Comedian Woody Allen said, “More than any other time in history, mankind faces a crossroads. One path leads to despair and total hopelessness; the other, to total extinction. Let us pray we have the wisdom to choose correctly.”
As anyone who has ever observed a political campaign understands that choosing correctly is more easily said than done. Candidates ramp up their campaign rhetoric with many promises that are soon forgotten once the election is over.
Let’s look at one promise that’s gaining traction in this campaign.
The Progressive Conservatives will cap growth in property assessments for all residents at three per cent annually for two years while working together with all partners to make a new system that is fairer and more effective for the long-term.
In addition, they will permanently freeze property assessments for all resident homeowners aged 65 and older for as long as they own and live in their home.
The Liberals will freeze all assessments on unaltered property for two years to allow for a comprehensive public engagement process with the goal of establishing a new, more equitable property assessment regime.
OK, but do we truly need a new, more equitable property-assessment regime? And should property assessments be capped or frozen?
The answer is no on both counts.
Service New Brunswick performs the assessment function on behalf of the province and its various local governments.
Each year, the assessment team – consisting of 110 skilled, highly educated and dedicated professionals – places assessments on more than 450,000 properties. All real property is assessed at its real and true value, or market value, as of Jan. 1 of the taxation year.
The Service New Brunswick team calculates the total value of all properties in each municipal entity and provides this information for the determination of the local tax rate.
Last year, the value of all real property liable to taxation totalled in excess of $35 billion. The province issues the tax bills and undertakes collection of property taxes.
In his Report on the Future of Local Governance in New Brunswick (November 2008), Jean-Guy Finn reveals that one of the strengths of the property tax system is the uniform market-based assessment practice applied province-wide by Service New Brunswick.
It’s sound, eliminates a patchwork approach to assessments and avoids a potentially costly and heavy administrative burden on individual municipal entities.
Mr. Finn further concludes that assessment values shouldn’t be capped or frozen.
He references a study commissioned by the Atlantic Institute for Market Studies (AIMS) on taxation in the Halifax Regional Municipality, wherein the author states, “While this practice is often politically palatable in the short run, it is simply bad policy and bad practice. It leads to inequities and distortions during the period of the cap or freeze and it often has suicidal political consequences when the cap or freeze is removed” (Kitchen 2008, p. 8).
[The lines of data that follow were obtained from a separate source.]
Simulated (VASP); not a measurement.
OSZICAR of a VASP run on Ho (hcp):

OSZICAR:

As a career real-estate valuation specialist, I can say with certainty there’s no problem with the assessment process in New Brunswick and must be retained.
We have a tax problem made worse by a series of provincial government decisions cutting unconditional grants and downloading many responsibilities to local governments but giving them limited means with which to fulfill those obligations.
Presently, municipal operating budgets are financed through property taxes, unconditional grants and non-tax revenue.
New Brunswick legislators must change, without delay, the way local governments are governed and financed. A new tax structure must be developed, one that more equitably distributes all tax revenue to the governing authorities, and one that ultimately results in lower property taxes for all.
Les Smith is a former president of the Fredericton Chamber of Commerce. He lives in New Maryland.